A utility patent protects inventions for 20 years from the filing date of the patent application. The patent holder must pay periodic maintenance fees to keep the patent from expiring.
Design patent: Design patents protect the ornamental appearance of a product. This includes the shape and configuration of something. In some cases, it can protect both the design and ornamentation. For example, if you create a new, unique piece of jewelry, you can protect the look or design by filing for a design patent. This patent will protect your design for 14 years from the date the patent is granted.
A design patent will protect designs for 15 years from the date the design patent is granted. The patents do not require maintenance fees to be paid to keep the patent from expiring.
Plant patent: This patent protects new, asexually produced plants. Plant patents last for 20 years from the date you file your patent application.
Why Do I Need to Know the Difference Between Copyright and Patent?
Understanding the difference between copyright and patent can save you and your business time and money. Artistic works are automatically protected under copyright law the moment they are created. But to file a lawsuit against anyone that violates your copyright, you must register the work with the U.S. Copyright office. A patent is different. For complete protection, you must file a patent application with the USPTO, and the patent has to be granted. Working with an experienced attorney can save you valuable time and money. They can determine the proper protection that you need. Once you have decided what protection is required for your intellectual property, your attorney will help you navigate the process of applying for that specific protection. Contact us to protect your property.

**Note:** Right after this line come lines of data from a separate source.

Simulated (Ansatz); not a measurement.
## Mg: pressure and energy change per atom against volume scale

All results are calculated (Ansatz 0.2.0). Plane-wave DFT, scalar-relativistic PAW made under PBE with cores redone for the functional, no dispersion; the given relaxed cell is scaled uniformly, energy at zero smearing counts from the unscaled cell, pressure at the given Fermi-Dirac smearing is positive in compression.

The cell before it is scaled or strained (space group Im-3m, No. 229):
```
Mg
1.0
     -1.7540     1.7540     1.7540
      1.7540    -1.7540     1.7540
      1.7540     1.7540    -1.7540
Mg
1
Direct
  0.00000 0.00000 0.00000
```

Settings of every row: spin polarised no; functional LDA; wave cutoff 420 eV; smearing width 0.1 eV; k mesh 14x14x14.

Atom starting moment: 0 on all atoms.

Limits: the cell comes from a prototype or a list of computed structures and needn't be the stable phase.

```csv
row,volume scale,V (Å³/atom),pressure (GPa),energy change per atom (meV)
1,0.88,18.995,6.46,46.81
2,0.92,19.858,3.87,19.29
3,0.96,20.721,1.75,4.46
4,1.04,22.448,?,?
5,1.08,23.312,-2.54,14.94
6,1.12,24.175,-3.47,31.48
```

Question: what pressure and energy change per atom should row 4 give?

SecureMark Legal is a dynamic, women-owned law firm that seeks to take the mystery out of brand protection and really take that aspect of protecting business brands “off your plate” so you can focus on what you do best, running your business. We strive to break everything down for you in easily understandable ways and to really become a partner in your success. We are based out of South Florida, but since trademark and copyright registrations are primarily Federal in nature, we are able to serve clients all across the United States regardless of where your business is based.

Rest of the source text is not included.